Friday was my first trip with the Suntech ZPRO 54 but it very definitely won't be my last. I don't really know what I was expecting of the rod, but whatever it was, it wasn't even close what turned out to be reality.
The Suntech ZPRO 54 is one of the Japanese keiryu rods designed specifically for fishing with extremely light lines. The rod is rated for lines ranging from Japanese line size .3 down to .1 - which are equivalent to Varivas 8X tippet down to even thinner than Varivas 10X tippet.
The theory behind fishing with such light lines is that the light line allows a much more natural presentation and the light rod prevents the fish from feeling any resistance when it takes the bait. I fished mostly with flies on Friday, but the Japanese keiryu anglers fish mostly with bait.
When I first took the ZPRO out of the case, I was immediately reminded of the Suntech Field Master. Aside from the ZPRO being blue and the Field Master gray (and a bit shorter when collapsed), they look very similar, with the same excellent fit and finish.
On extending the rod, though, all comparisons (with any rod) fell away. I was very surprised at how light the rod is. The rod weighs 2.8 ounces. The long rod most people in the US are familiar with is the Ito, which weighs 4.1 ounces. The ZPRO weighs 1.3 ounces less than the Ito, but it is a 17.5 foot rod! What was by far the most surprising thing about the rod is that I could cast it one handed at full extension! To be sure, it was a little more pleasant to cast two handed, but there were many times I found myself casting with one hand rather than two.
The reason for that, of course, is that I use my other hand for holding my wading staff (which is definitely what I would recommend you do with your other hand).
The ZPRO 54 can be fished at three lengths, 14'10", 16'3" and 17'5". At the shortest length, 14'10", it felt far too light to cast two handed.
I started the day with a line consisting of about 16' of 7X tippet material, to which I added about a foot and a half of 10X. With a size 12 Killer Bugger with 1/8" tungsten bead, the rod cast very easily (later in the day I was casting size 12 Killer Buggers without beads). It did not take long at all to hook up with a green sunfish. The stream I was fishing holds a lot of species, but most of the fish I caught were green or redbreast sunfish.
I have to say, though, that fishing with 10X tippet is for the obsessed. I caught a number of fish with the 7X/10X combo but then broke one off on the hook set. I probably should have tied on new tippet after catching a few fish, but I just eliminated the 10X and went 7X from rod tip to fly. That worked pretty well but I've gone with 7X rod tip to fly several times, and when I get a snag and have to break off, the tippet often seems to break at the rod tip, not at the fly. Having at least some tippet with a lighter breaking strength between your main line and your hook is a good idea, I think.

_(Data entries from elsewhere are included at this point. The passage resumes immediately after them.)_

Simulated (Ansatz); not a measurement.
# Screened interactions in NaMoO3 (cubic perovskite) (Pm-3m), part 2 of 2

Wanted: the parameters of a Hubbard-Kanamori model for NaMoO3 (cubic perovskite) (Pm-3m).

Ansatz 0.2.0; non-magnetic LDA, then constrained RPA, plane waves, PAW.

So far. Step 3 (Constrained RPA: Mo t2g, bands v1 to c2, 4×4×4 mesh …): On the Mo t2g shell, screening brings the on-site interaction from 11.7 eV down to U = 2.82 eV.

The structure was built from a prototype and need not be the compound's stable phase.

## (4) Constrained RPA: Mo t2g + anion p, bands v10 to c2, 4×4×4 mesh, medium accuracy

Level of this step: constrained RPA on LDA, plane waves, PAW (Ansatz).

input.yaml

I started fishing just downstream of a bridge, and for some reason (basic hydrodynamics, probably) there is often a nice, relatively deep pool right under and just downstream of a bridge. At this bridge, the slightly deeper water is home to rock bass, and they readily take black Killer Buggers.
There was also a large log in the pool and the first or second cast alongside the log yielded what might have been the best fish of the day. Based on how it fought I think it was a smallmouth bass, but I never got it in the net or even in sight.
The Suntech ZPRO 54 is a soft rod - as you would expect of any rod designed for a maximum of 8X tippet! I could hold the fish and stop its runs, but I couldn't get it in. After a while the hook pulled free. What a fight, though! Based on the size of the smallmouth bass I've seen there in the past, and the size of the swirls as it fought, I would guess it ran about 10", maybe 12" at the outside.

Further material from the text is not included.